Who Is Responsible for Compliance Program Failures
Accountability for Compliance Program Failures – When a compliance program is not functioning as intended, various parties within and outside the organization may face significant risk and consequences. The following section details who may be exposed and the nature of their accountability in the event of compliance program failures.
Who Is at Risk If the Compliance Program Is Ineffective?

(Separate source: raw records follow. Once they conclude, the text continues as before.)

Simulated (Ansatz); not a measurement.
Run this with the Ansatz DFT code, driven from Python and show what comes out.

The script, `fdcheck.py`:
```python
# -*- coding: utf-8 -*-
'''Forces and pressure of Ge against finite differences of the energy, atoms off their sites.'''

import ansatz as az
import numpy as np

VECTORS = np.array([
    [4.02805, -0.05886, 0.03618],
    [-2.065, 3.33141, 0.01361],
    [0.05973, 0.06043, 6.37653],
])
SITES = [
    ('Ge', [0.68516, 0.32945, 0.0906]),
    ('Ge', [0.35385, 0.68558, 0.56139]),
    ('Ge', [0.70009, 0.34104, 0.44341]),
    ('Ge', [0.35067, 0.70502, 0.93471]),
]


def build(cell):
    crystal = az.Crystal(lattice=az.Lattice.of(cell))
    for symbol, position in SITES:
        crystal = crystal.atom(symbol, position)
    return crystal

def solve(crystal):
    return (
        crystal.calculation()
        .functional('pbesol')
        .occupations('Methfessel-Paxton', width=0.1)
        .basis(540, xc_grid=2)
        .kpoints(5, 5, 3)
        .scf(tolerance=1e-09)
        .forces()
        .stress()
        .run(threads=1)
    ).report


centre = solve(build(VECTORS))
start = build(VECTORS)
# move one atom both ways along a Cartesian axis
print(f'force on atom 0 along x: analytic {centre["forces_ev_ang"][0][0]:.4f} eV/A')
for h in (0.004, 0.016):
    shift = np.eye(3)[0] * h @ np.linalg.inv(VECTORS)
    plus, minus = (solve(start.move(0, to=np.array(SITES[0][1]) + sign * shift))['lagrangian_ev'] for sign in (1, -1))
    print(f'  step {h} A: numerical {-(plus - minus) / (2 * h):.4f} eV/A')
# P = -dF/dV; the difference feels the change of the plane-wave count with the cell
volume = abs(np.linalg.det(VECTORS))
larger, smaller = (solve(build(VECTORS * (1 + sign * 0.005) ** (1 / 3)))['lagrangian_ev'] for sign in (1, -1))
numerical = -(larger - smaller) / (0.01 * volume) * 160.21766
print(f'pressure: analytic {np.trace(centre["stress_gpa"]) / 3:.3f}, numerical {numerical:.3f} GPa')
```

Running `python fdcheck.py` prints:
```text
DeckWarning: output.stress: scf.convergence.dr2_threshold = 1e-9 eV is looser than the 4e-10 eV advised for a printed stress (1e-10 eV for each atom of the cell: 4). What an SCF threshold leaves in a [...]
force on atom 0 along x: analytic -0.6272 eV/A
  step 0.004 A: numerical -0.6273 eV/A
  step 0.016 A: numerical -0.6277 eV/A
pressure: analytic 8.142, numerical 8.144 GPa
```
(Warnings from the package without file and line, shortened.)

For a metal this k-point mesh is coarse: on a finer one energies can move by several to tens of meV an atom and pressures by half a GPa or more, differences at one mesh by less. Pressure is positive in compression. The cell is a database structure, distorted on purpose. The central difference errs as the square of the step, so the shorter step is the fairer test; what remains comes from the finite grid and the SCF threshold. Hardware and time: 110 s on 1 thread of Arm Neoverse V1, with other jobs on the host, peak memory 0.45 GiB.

Several individuals and entities may be “in the line of fire” if a compliance program fails. The potential exposure and implications for each are described below.
The Organization
The organization bears direct responsibility for any overpayments and the penalties that arise from non-compliance. In situations involving investigations, the organization may seek to cooperate with government authorities to earn cooperation credit, which requires demonstrating genuine efforts to cooperate with investigations and remediate issues. Current regulations also mandate that organizations identify any individual wrongdoing as part of their cooperation. Additionally, organizations will often negotiate with authorities to reduce penalties imposed due to non-compliance. In some cases, they may enter into a Corporate Integrity Agreement, which formalizes their commitment to corrective actions and ongoing compliance improvements.
The Individual Employee
The exposure faced by individual employees depends largely on their knowledge of improper billings. Consideration is also given to whether employees received adequate training in compliance requirements. Ultimately, the determination of liability for employees is fact-specific and hinges on the details of each case.
The CEO
The CEO can be held accountable for compliance failures even if they were not directly involved or aware of the issue. Under the Responsible Corporate Officer Doctrine, responsibility may be assigned to the CEO based solely on their position within the organization. If the CEO fails to fulfill duties related to oversight of compliance, they may face personal liability. Furthermore, any interference by the CEO with the compliance process increases their risk of exposure.
The Board of Directors
Board members’ liability is determined by the specific circumstances and facts of each case. They may be held accountable if they fail to properly oversee compliance activities. Insufficient allocation of resources or budget for compliance can further expose the board. If the board is found to have established or had imputed knowledge of non-compliance, their liability may increase. However, reasonable reliance on compliance experts can sometimes mitigate the board’s exposure.
The Compliance Officer
If the compliance program is deemed inadequate, the compliance officer may be held responsible. A lack of risk assessment or other essential compliance activities increases the compliance officer’s exposure. The Responsible Corporate Officer Doctrine can also apply to compliance officers, further increasing their personal accountability.